After nine years of hard Mars roving, Mars Exploration Rover (MER) Opportunity has broken a 40-year-old extraterrestrial distance record. On Thursday, the tenacious six-wheeled robot drove 80 meters (263 feet), nudging the total distance traveled since landing on the red planet in 2004 to 35.760 kilometers (22.220 miles). NASA’s previous distance record was held by Apollo 17 astronauts Eugene Cernan and Harrison Schmitt when, in December 1972, they drove their Lunar Roving Vehicle 35.744 kilometers (22.210 miles) over the lunar surface.
“The record we established with a roving vehicle was made to be broken, and I’m excited and proud to be able to pass the torch to Opportunity,” Cernan told Jim Rice of NASA Goddard Space Flight Center and Opportunity team member in a conversation about the possibility of the rover exceeding the 40-year-old record a few days ago. Opportunity may be NASA’s record-breaking hot-rod, but it has a few hundred meters left to go before it smashes the international extraterrestrial land-distance record. In 1973, the Soviet Union’s Lunokhod 2 remote-controlled moon rover roved 37 kilometers (23 miles) across the lunar surface and, so far, remains the undisputed champion of distance driving on an extraterrestrial surface.
But Opportunity is nearly there. Until recently, the NASA rover has been investigating the “Cape York” area of Endeavour Crater’s rim at Meridiani Planum. It is currently en route to a new location called “Solander Point,” 2.2 kilometers (1.4 miles) away, so we can expect the international roving record to be smashed within weeks. Sadly, Opportunity’s sister rover Spirit wasn’t the distance-runner like her sibling. Spirit, although still a highly successful rover mission, conked out at a respectable 7.7 kilometers (4.8 miles) after becoming stuck in a sand trap in Gusev Crater. Spirit was declared lost in 2010. Both rovers have surpassed all expectations, considering their primary mission was only supposed to last three months.
How Far Has Opportunity Really Traveled?
In July 2012, shortly before the exciting landing of NASA’s newest and most sophisticated rover, Curiosity, inside Gale Crater, the MER team wanted to point out that their veteran rover had almost rolled a marathon. It still hasn’t quite reached the magic 26.2 mile mark (the official distance of a marathon), I thought it interesting to compare Opportunity’s odometer with some other, more familiar distances.
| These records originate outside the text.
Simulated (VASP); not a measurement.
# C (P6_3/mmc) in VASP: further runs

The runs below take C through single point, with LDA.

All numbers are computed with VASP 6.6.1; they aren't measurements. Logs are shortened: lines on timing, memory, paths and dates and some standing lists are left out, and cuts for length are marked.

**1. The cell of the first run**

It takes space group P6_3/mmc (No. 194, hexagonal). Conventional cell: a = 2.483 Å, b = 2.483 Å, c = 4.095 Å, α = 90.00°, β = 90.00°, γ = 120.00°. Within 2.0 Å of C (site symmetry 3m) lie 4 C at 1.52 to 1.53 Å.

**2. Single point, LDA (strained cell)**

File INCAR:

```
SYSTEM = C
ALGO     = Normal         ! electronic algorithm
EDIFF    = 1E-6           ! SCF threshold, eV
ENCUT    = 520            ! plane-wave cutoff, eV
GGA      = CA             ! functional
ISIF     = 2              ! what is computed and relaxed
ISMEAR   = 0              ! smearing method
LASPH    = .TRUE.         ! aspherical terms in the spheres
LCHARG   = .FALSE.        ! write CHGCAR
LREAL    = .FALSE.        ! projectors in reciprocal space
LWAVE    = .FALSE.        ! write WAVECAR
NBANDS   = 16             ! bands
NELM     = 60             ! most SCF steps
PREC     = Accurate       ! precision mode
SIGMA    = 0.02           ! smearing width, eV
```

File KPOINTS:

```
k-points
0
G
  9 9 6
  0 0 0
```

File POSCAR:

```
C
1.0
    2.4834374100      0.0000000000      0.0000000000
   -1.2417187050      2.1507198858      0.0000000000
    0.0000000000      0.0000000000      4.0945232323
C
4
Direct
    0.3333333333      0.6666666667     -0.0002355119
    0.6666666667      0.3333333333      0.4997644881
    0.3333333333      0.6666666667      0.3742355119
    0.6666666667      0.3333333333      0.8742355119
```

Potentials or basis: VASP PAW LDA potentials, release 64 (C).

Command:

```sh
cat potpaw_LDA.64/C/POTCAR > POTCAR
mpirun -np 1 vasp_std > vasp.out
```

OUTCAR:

So, in honor of Opportunity holding the NASA distance record, here are those distances, updated:
Opportunity has traveled…
…almost nine laps of the Daytona Motor Speedway NASCAR track (one lap = 2.5 miles)
…178 furlongs. Which is nearly five-times the distance a horse will run during the British Grand National.
…four-times the distance an active basketball player will run during a game.